This is the beautiful scene of our sanctuary during 24 Hours for the Lord. The statue is St Elizabeth of Portugal, our patron. The weekend before, we gave everyone a 24-hour votive candle as they left Mass, and encouraged them to bring it back the following Friday or Saturday and spend some time praying in the church. It turned out to be an inspired idea – hundreds of candles were lit, and I imagine it was the cause of many families coming to pray.
Now, it all looks very beautiful, but I must say, we fully expected to fill the hours of Adoration ourselves, half-anticipating that people would not show up. We have a small parish after all (around 400 people attend Sunday Mass). On Friday, I was getting ready for 12 solid hours of Adoration and my bag was stuffed with spiritual reading. But… amazingly… no such thing! The church seemed never to have less than five people present. On Friday evening, at the end of Stations of the Cross, and as young professionals streamed in from work, there seemed to be closer to 50… a whole eighth of the parish! That moment just took my breath away… Wow… God you are really at work here!
In addition, we had 25 primary-aged children attend our children’s Adoration after school. It was the first time something like this had been tried in the church, so it came with risks, and I was expecting maybe five brave children and their families to show up. But no, after school time found the crypt beneath our church buzzing with activity and noise, before they were introduced to what Adoration was, and processed up into the church.
I think it helped that our parish priest preached really strongly about Confession the weekend before. We had an Examination of Conscience on every bench, as well as a Bible. As well as lighting a votive candle, people could write a prayer intention and take a passage of Scripture. The day was punctuated with Holy Hours with music ministry as well as Rosaries and the Divine Mercy. I think the key was having a varied programme with something for everyone.
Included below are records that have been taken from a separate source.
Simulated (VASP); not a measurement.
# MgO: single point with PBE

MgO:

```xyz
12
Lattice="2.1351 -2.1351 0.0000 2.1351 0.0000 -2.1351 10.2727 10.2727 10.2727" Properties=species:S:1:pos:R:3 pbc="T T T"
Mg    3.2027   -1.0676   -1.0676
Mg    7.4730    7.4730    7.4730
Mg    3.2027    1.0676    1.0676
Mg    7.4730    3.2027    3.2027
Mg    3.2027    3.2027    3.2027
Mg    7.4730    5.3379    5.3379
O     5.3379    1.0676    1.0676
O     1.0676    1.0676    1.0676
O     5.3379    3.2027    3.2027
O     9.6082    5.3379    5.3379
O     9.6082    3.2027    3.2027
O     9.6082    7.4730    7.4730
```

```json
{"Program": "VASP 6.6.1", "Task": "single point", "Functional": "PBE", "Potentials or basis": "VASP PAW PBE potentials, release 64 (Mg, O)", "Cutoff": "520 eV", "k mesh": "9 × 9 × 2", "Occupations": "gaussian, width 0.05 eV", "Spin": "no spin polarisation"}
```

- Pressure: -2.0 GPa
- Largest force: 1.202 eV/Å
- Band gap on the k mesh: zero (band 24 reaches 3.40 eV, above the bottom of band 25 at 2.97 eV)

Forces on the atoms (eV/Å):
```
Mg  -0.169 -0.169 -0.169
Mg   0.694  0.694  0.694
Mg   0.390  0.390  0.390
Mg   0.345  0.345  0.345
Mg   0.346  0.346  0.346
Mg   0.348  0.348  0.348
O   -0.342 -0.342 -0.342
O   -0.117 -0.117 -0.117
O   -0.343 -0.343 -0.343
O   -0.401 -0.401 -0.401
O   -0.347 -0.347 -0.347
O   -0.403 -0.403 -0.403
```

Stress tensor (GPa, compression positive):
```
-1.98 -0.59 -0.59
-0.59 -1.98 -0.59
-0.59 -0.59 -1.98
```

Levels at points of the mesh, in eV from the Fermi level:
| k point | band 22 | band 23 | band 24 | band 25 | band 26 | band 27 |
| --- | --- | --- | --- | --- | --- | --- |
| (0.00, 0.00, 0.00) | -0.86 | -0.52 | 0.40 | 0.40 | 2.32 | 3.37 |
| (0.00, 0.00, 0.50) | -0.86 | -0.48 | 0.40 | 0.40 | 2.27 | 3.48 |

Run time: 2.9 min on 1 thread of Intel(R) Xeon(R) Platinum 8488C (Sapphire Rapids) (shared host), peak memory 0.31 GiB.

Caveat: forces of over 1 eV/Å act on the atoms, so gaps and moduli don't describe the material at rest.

The Holy Spirit was at work everywhere… Standing outside the church for 10 minutes (as I did occasionally during the day), I witnessed people walk into the church from the street, families who would never normally be found there during the week going in to pray… Just mesmerising and beyond all expectations. On my Facebook wall, I wrote:
Wow… The blessings when Jesus is exposed in your church all day are huge! How much it has struck me today that Jesus has been acting in countless beautiful ways in people’s hearts all day… As they walked in slightly wary off the street, as they spent time in Adoration during one of our Holy Hours, as they went to Confession. Evangelisation is first and foremost HIS work, not ours. What an incredible gift that as Catholics we can make possible for people to come to JESUS himself!
And this about sums it up. Pope Francis’ idea has been a stroke of genius. Yes, evangelisation requires more than simply opening our churches, but this is a wonderful way to start.